Mr Ben-Zeev said "hundreds" of these firms are worth between US$200 million and US$500 million and have a business pivot to Asia. This makes them ideal candidates for the SGX-TASE's dual-listing proposition - not least because of Singapore's gateway status to a diversified and wider investor pool in Asia. 

High-tech is not virgin territory in the Singapore Exchange (SGX). Its chief executive Loh Boon Chye, who was in the interview with BT, said: "There are some 80 companies in the ICT and fintech space (listed on the exchange) that are worth close to US$60 billion ... almost similar to the size of our Reits." 

The two exchanges could have a fair shot at wooing mid-market companies, given that the Big Boys worth US$1 billion or more tend to flock to US-based Nasdaq, which hosts more than 100 Israeli companies. 

Also, the current de facto exit route for more than 90 per cent of Israeli firms is the mergers and acquisitions (M&A) market. 

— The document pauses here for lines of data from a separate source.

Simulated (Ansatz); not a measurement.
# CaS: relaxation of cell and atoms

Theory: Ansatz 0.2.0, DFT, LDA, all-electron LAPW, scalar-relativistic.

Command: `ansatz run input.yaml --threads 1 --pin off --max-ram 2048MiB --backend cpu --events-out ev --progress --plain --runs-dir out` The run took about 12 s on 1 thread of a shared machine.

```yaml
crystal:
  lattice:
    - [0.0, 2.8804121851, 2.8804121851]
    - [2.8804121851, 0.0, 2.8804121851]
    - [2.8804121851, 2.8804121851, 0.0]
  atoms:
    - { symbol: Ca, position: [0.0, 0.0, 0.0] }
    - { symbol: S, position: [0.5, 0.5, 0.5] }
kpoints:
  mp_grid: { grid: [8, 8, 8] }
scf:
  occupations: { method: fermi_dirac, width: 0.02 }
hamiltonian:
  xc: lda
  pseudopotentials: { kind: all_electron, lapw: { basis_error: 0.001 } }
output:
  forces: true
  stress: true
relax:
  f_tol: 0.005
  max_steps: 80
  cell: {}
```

Mr Ben-Zeev, who was in Singapore last week with a delegation of 20 Israeli startups and bankers for a three-day session with investors, said: "I see no reason why part of that M&A activity can't come to us." 

The appeal of the SGX-TASE tie-up is clear - to woo startups in Israel's "Silicon Wadi", which has spawned big names such as Waze, Wix, Sandisk and Mobileye, to tap Asian capital as they seek to scale up in the region. So far, the exchanges have made pitches to between 60 and 70 high-tech firms. 

SGX's Mr Loh said: "(Israeli) Companies will have a wider pool of investors. As for our investors, they now have a wider choice." 

Mr Ben-Zeev chipped in: "We have interesting companies, but we don't have the right investor base. The companies don't want to do it on their own and now we are doing everything for them. It's a perfect fit." 

One market participant, Manor Zemer, founder of Tel-Aviv-based consulting firm Lanta Capital, agrees with this. He said: "For the first time, Israeli companies can simultaneously do an IPO in Tel Aviv and Singapore with one prospectus. This is meaningful." 

The timing is as good as it can get. 

TASE, which was demutualised in September 2017, was until last year in the grip of a six-year long IPO drought and delistings exodus. Between 2017 and this month, Israel's sole stock exchange with 452 listed companies and a total market capitalisation that is less than a third of SGX's, reversed the slide with 26 new listings and six new dual listings, raising US$1.3 billion and nearly a quarter of a billion dollars respectively. 

Mr Ben-Zeev said: "It's a positive sign. This is why we are confident to partner with SGX and approach high-tech companies." 

Under the pact, SGX members could become TASE's "remote" trading members. "Once we have 20 brokers that operate remotely in Israel, it's easier to persuade Israeli companies to seek exposure on the SGX," he said. 

If there is a cloud on the horizon, it would be that the courtship of Israeli startups by the exchanges could prove to be a hard sell - going by the stock price performance of Trendlines Group - one of two Israeli firms listed on the SGX, the other one being the mainboard-listed Sarine Technologies, a diamond technology firm. 

Except for the early weeks since its trading debut in November 2015, Catalist-listed Trendlines, an incubator of medtech and agritech startups, has pretty much spent all that time to date under water from its IPO price of 33 Singapore cents apiece. 

Asked if this could be a dampener, Mr Ben-Zeev said: "I don't think investors look at one specific company as an example." 

But there may be other hills to climb. Mr Zemer, the founder of Lanta Capital, said that in recent years, several Israel tech firms had mulled listing plans on the SGX, but none followed through on it because of a gap in valuation expectations. 

"Singapore investors want to see profitable companies. For Israeli technology companies, sometimes management prefers to invest revenues and profit into R&D, so there is a gap in valuation expectations. 

"Israeli companies would like to see a valuation based on their future profitability; capital-market investors (in Singapore) may not be so generous in the valuation," he said. 

The all-encompassing pursuit of sweeter valuations by issuers, particularly given the "culture of the exit" that drives Israeli startups, chiefly explain why the US stock market remains their holy grail for IPOs. 

For this reason too, perhaps the chiefs of the two friendly exchanges are intent on keeping it real. 

Mr Ben-Zeev said: "Our purpose is not to bring 40 IPOs in one year, but the right IPOs to the table ... those worth between US$200 million and US$400 million." 

Mr Loh remarked: "We are looking for good companies with a meaningful size to qualify for a mainboard listing ... and if preferred, they can also get a Catalist listing. (But) Clearly, investors will determine the valuation."